George the Hedgehog

While radio-tracking hedgehogs, many years ago, around the fields of Devon I became quite lonely. Working from 9pm to 4am out in the dark and rain, returning to my cold, damp and draughty caravan to sleep for a few hours before heading back out to check all the day-nests was a tiring existence.

So it was no surprise to me that I started to talk to my hedgehogs. And while each had a unique number, referring to the frequency of the radio-signal the little box on their back gave off, I found that they easily acquired names. So Freya, the enthusiastic traveller, Nigel, the speed freak and ‘little Willy’, the one who had recovered from an intimate swelling all became my nocturnal friends. Those of you who have heard me talk on the matter will know that Nigel was my favourite hedgehog, becoming a close friend and also seeding in me the idea that has gone on to shape much of my thinking since then.

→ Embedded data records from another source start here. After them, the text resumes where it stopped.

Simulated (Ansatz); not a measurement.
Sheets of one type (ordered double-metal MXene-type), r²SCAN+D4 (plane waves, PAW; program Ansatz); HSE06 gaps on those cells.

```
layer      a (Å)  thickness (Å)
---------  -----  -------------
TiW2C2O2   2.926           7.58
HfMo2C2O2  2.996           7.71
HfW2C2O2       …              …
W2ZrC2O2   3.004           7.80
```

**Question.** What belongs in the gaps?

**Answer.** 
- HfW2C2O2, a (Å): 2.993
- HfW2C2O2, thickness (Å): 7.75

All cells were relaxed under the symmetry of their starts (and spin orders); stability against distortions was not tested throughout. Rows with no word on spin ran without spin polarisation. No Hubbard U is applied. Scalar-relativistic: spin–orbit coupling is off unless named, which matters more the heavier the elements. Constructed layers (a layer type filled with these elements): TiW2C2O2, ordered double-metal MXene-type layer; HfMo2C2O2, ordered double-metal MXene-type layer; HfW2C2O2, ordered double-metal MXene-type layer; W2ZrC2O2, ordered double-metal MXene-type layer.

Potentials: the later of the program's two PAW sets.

But it is George I turn to, if only as a link to a film I have just been to see. And what different characters. George the Hedgehog, the Polish animation, features a spiky protagonist about as far removed from the solid and reliable hedgehog I became fond of in Devon. In fact my Devon hedgehog almost had me in tears on BBC Radio. I had had a bad run of losing animals, even my beloved Nigel, to cars and badgers. This led to a line that I thought would be edited out of my book, A Prickly Affair, ‘and I watched in horror as my Little Willy was eaten by a badger.’

George had gone missing, I was recording my thoughts for the radio, walking around with a tape recorder, and I could not find him. I was getting more and more anxious, worried that he, too, had been eaten. Eventually I got a good signal and found him – and the genuine relief that the tape captured so moved one listener of Pick of the Week that he was minded to feed it in as a sample to a dance track … not sure whether he ever did.

Which, tangentially, brings me to the film I went to see at the Barbican in London last week. It was part of London’s International Animation Festival and was irresistible. I should warn any of the faint hearted that this trailer is fairly robust – in fact the entire film, George the Hedgehog, was one of the rudest and crudest I have ever seen. The Polish title is Jez Jerzy, and we were lucky enough to have one of the directors present for a Q&A after the screening. It felt slightly odd having people asking serious questions about funding and animation styles after such a bombast of fart jokes, alcohol and sexual excess. But they did.

Director Wojtek Wawszczyk expressed pleasure that only four people walked out of the screening. And seemed genuinely surprised when I got to meet him that I was interested not animation but in the choice of the species – why a hedgehog? This is something I have been asking many people who are involved in the use of the hedgehog – either in stories or marketing. What is it about the animal that made you think it would be a great idea.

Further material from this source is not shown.